The outcome was consistent with an evaluation of the CRC plans that Vlad Kogan at UCSD and I conducted for the California Journal of Politics and Policy (in fact, the Court cited the paper in its decision).  Not only are the new maps an improvement over the old ones on a variety of criteria the CRC was supposed to consider, they are also a little more competitive and show no signs of clear partisan favoritism.  That doesn’t mean that one party won’t benefit—Democrats can generally expect to do a little better—but these gains have as much to do with particular outcomes under the old maps as anything with the new ones.

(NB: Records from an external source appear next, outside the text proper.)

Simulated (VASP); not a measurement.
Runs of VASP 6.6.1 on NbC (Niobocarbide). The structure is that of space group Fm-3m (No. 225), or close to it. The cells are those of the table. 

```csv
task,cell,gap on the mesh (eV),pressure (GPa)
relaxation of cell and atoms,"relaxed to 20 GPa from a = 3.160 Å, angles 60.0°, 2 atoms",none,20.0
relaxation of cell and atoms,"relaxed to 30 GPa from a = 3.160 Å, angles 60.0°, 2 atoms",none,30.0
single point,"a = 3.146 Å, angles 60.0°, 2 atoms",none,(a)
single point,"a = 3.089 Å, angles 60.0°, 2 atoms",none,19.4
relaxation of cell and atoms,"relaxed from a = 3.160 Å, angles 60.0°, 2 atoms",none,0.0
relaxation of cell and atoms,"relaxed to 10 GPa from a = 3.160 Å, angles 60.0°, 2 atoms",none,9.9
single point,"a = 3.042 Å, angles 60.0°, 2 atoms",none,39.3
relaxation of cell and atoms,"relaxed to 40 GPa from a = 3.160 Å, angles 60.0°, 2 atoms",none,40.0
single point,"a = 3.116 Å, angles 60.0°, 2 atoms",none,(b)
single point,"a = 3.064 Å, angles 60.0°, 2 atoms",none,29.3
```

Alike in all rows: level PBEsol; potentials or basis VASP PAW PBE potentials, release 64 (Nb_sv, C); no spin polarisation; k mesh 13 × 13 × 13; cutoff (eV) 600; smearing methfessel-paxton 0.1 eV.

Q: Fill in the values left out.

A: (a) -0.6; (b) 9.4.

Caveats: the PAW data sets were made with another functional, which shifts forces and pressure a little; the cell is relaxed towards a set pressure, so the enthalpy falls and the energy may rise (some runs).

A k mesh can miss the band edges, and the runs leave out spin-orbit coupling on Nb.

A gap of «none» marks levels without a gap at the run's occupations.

My sense is that most political scientists and other savvy political observers would not have expected the commission to be such a success.  There were plenty of good reasons to be skeptical:

  1. It was composed of ordinary citizens with no formal connections to the Sacramento political establishment and little experience with redistricting;
  2. It had 5 Democrats, 5 Republicans, and 4 independents, and a majority of each group had to approve the plan;
  3. The criteria the commission was required to consider (compactness, minority representation, etc.) often contradicted each other (though the commission improved their own draft maps on virtually all these dimensions);
  4. The maps benefit the Democrats, yet a Supreme Court composed almost entirely of Republican appointees (6 out of 7) has repeatedly and unanimously ruled in the commission’s favor.

It makes me wonder whether the commission model is actually the right one for the post-Baker v. Carr era.  By requiring a new redistricting every 10 years, that US Supreme Court decision forced a contentious political fight that many states used to studiously avoid.  The result has been endless litigation, with the courts trying and often failing to stay out of the fray.

A commission like the one in California both avoids conflicts of interest and offers maximum transparency.   Indeed, the CRC held dozens of public hearings, all those hearings were filmed on line, all the data from the draft and final maps were publicly available, and the commission released a final report (mandated by law) detailing how its maps met a variety of legal requirements.  In essence, the commission drew the lines the way a Court would draw them—with documentation about why the lines were drawn and which legal requirements they satisfy—and while the commissioners might have had strong political points of view they did not benefit personally from the lines.  Considered this way, the commission becomes a quasi-judicial body, and its products correspondingly more valid in the eyes of a Court.  That doesn’t mean that a commission’s maps are necessarily “better” (can someone offer a definition of “better” that everyone would agree on?) except in the sense that they are a more appropriate fit for what has become a quasi-judicial process.

I’d be interested to hear reactions to this idea, especially from those who support the legislature-drawn model.  Why not a commission?  If a commission is such a bad idea, why has California’s experience been a good one (so far)?  Is it just dumb luck?  Or is there something more meaningful going on here?